Sunday, June 19, 2016

Jesus prays that we might know him – Luke 9:18-24, Zech 12:10-13:1

Sunday, Ordinary Time, Yr C, Wk 12; Basilica of the Sacred Heart (Notre Dame)

Have you ever wondered what Jesus was praying about when he was praying alone?  It’s an important truth of our faith that Jesus truly was praying, not just play-acting or talking to himself.  The Son can truly pray to the Father, because while both are fully God, our God is one God in three persons.  The “spirit of petition” that the prophet Zechariah promised would be poured out on all people truly dwelled with Jesus, and flowed from him to us, enlivening us to pray just as he prayed. But what was he praying?  I’d always written off my curiosity about these moments as something to get past, maybe as a prompt for me to pray for greater humility (not everything is mine to know), but praying with and studying this passage from Luke’s gospel over the past week it occurred to me that while the text doesn’t quite come out and tell us, it lets us make more than a guess as to at least part of what Jesus might have been praying about: Jesus prayed that Peter might know who he is.

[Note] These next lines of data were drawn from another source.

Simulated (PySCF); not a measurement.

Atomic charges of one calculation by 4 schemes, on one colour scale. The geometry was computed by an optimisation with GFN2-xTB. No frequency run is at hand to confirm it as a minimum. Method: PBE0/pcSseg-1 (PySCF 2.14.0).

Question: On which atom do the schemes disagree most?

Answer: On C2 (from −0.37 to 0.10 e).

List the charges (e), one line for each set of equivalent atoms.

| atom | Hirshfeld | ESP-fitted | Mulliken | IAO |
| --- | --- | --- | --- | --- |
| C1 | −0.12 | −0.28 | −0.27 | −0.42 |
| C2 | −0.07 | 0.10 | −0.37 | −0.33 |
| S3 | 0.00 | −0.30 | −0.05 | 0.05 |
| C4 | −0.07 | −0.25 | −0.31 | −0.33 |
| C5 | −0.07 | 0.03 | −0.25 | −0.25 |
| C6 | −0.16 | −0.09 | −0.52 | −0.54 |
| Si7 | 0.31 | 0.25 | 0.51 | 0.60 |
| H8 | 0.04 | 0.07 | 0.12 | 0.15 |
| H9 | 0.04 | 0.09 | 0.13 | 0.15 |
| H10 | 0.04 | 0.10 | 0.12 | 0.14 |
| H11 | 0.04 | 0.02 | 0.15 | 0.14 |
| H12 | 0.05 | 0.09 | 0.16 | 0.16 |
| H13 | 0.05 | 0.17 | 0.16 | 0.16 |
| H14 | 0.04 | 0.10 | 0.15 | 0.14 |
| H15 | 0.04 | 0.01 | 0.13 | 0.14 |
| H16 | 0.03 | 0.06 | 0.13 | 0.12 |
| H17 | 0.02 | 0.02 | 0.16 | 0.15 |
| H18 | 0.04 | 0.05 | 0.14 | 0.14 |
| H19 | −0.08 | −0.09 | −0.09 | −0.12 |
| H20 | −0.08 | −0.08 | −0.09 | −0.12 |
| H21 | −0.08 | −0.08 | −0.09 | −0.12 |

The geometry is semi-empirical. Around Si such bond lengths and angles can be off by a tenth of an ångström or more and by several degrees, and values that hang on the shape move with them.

Let me back up.  Firstly, Peter, like the other disciples, has given absolutely no indication up to this point in the gospel that he understands who Jesus is.  All that we’ve heard from the disciples, and from Peter their spokesmen, over the last two chapters of Luke’s gospel is them not getting it: they are brave enough to at least admit their perplexity after Jesus stilled the storm, not knowing who this is who can do such a thing; Peter has no idea that Jesus is someone whose body can heal when it is touched in a crowd, when the woman with the flow of blood reaches out and is healed; and together with the other disciples, Peter was sure that there was no way Jesus could feed a multitude.  But now, Jesus asks who they think he is and Peter suddenly gets it: this is the Messiah, the long awaited Christ!  What’s changed?  Peter’s confession flows from Jesus’ prayer.  Jesus prays that Peter might know him, might know who he is, and Jesus’ prayer is effective.  Peter knows.

Now, when I teach, I always pray for my students, and while I try and make my prayers for them more holistic than just this, I’ll admit that before a test, I do pray that they’d remember at least some of what I taught them.  But, Jesus is doing far more than that.  Jesus is not praying that Peter would remember some fascinating intellectual tidbit.  He’s praying that Peter would not just know something about him, but know him, and know him so well he can name that knowing, put into words the insight that this is the Messiah, the one on whom God’s anointing rests, the one from whom that precious oil flows out to us, this is the one who will lead us to true freedom, freedom from sin and death, from all that keeps us from living as lovingly, as holily, with each other, with creation, and with God as he does.  He prays that Peter will know that because knowing Jesus that well, that intimately, is to love him, and to be emboldened by that love.  Knowing him that well, that intimately is to be excited to holiness by him, to get a sense of the grandeur of God’s dream for all humanity can be, and to be so ardently enamored by the dream and the one in whom it takes flesh that we follow him.  That we follow in his love, that we let ourselves be made able to live in holy integrity with love for each other, for creation and for God, forever, for that’s what heaven is.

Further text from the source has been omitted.